Sales of new cars in Western Europe declined by 9.9% over last year during the month of July, according to data released by GlobalData unit LMC Automotive.

Car sales in the region reached 778,165 units in July. In the first seven months of the year they reached 5.8 million units, some 13.8% under last year’s pace.

LMC also noted that the Western Europe selling rate (SAAR) slipped to 9.5 mn units/year in July, in line with the year-to-date (YTD) average of 9.5mn units/year. July saw a decline in new vehicle registrations year-on-year (YoY) across most countries, which relates to the ongoing supply issues, exacerbated by the conflict in Ukraine and recent China lockdown.

The German car selling rate increased slightly to 2.4mn units/year despite raw sales falling month-on-month (MoM).  In the UK, the selling rate of 1.6mn units/year showed a slight increase from the poor performance in June. For France, the selling rate of 1.4 mn units/year was down from the previous month, but still in line with the YTD average. In Spain, the selling rate slipped to 760k units/year. Finally, the Italian PV selling rate for July showed a slight increase on June, standing at 1.3mn units/year.
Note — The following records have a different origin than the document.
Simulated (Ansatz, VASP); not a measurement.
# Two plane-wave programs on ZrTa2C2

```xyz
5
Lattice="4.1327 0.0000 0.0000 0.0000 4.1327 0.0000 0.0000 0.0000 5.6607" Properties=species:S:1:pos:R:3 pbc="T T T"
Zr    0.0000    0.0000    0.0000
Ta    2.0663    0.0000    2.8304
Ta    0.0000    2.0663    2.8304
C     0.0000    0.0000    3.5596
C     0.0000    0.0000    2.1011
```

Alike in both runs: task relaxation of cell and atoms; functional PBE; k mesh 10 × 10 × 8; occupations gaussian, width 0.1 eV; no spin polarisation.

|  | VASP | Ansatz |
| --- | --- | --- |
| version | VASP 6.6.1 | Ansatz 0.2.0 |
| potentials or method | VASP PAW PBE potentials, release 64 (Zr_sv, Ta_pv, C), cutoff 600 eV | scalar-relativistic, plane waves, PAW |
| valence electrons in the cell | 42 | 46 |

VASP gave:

The 2022 full year forecast for the region remains at 9.9 mn units, broadly unchanged from last month. That does mean that selling rates will need to pick up over the remainder of the year, and so assumes that, while the production headwinds continue, they will ease from earlier in the year.

However, there are increasing concerns on the demand side too, as Western Europe faces rapidly rising living costs, natural gas supply shortages and increasing interest rates.